One sentence found in the plan’s text that truly got to me, and a couple other columnists, was classic Republican tripe: “The metrosexual black Abe Lincoln has emerged as a hyper-partisan, hyper-liberal, elitist politician...”

Excuse me?

I’m not sure what part of this sentence stuck out most. Was it the heteronormative suppression locked up inside the slur “metrosexual”? Was it the direct invocation of President Obama’s race? Was it the out-of-place reference to Abe Lincoln, who everyone seems to have forgotten almost lost the Civil War? (“Team of Rivals” was about more than just how Lincoln formed his team.) Or was it the view of what President Obama has become, an insight into the ever-increasingly tenuous grasp Republicans have on reality?

The truth is that it was probably all of these and none of these, for to focus on any one of these elements detracts from what this plan really was: a (real) high-tech lynching.

Some of the actual details were lost in much of the media coverage of the plan. The plan was to use the latest video technology to graft Obama’s computer-generated face onto an actor for use in the ad.

Combined with high production values (to indicate this was no “ordinary” advertisement), the ad would have sought to fashion Rev. Wright into a noose for Obama, to hang him in broad daylight in the eyes of the nation during the Democratic National Convention. Perhaps voters weren’t ready to hate President Obama yet, but maybe the good ol’ grab-your-pitchforks mob mentality would get voters ready to run him out of town.
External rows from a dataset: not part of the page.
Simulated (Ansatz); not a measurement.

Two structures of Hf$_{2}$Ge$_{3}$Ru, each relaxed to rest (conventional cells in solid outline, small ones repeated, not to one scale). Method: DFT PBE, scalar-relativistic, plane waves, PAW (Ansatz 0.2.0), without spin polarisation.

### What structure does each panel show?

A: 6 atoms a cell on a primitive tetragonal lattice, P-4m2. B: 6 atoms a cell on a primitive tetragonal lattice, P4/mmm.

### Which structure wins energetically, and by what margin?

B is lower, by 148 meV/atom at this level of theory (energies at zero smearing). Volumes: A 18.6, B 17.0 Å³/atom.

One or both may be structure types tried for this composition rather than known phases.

It’s difficult to imagine what else these conservative strategists had in mind because the ads weren’t much different than any of the
current ones.

For the record, let it be said that this plan was a lot closer to implementation than anyone in the GOP is claiming. When the New York Times asked on Wednesday, they were told decisions were still being made on advertisements — and Ricketts’ opinion on this sort of campaign was very clearly in favor. They already had a spokesman — it wasn’t “dead on arrival.”

It was only in the ensuing imbroglio and the swift denunciation by other conservatives that the plan was magically transformed into “yet another bad idea” from strategist Fred Davis, the creator of “I’m not a witch.” Give me a break.

And while I think it’s good that Mitt Romney said, “I repudiate that effort,” did anyone else think that was an awkward choice of words? I repudiate their actions, sure, but I repudiate their “effort”? Who says that? It’s as if Mittens is trying to disguise what he’s saying to his supporters with big words but can’t seem to use them properly.

Fools and charlatans, all of them.

They have become trapped in their own closed loop of thinking, fed by their own BizarreStream Media, which spent the week focusing on some more birther nonsense.

They’ve lost the ability to think logically. In the Indiana Daily Student last week, a young conservative columnist claimed that “marriage should not be a federal issue.” This sort of reflexive retreat to “states’ rights” when you disagree with an issue is intellectually lazy and, in this case, laughable. For starters, if you think that, you have to think the Supreme Court decided Loving v. Virginia wrong, meaning you think states should have the right to prevent whites and blacks from marrying. So, your argument is either ignorant or bigoted. Or both.

Finally, the Republicans have no plan and no ability to stick to a plan. The Keystone pipeline previewed in Mitt Romney’s first ad is not a jobs plan, and neither is stripping away regulation.

This week in healthcare, the House GOP was forced to tear up its secret plans when a POLITICO report revealed that House Speaker John Boehner was considering keeping the most popular provisions of Obamacare, and far right conservatives revolted.

It’s clear the GOP has become a rabid dog with its teeth in America’s throat and foam running down the rivers. This leaked ad was only a preview of what’s to come. We should fear for the health of the Republic.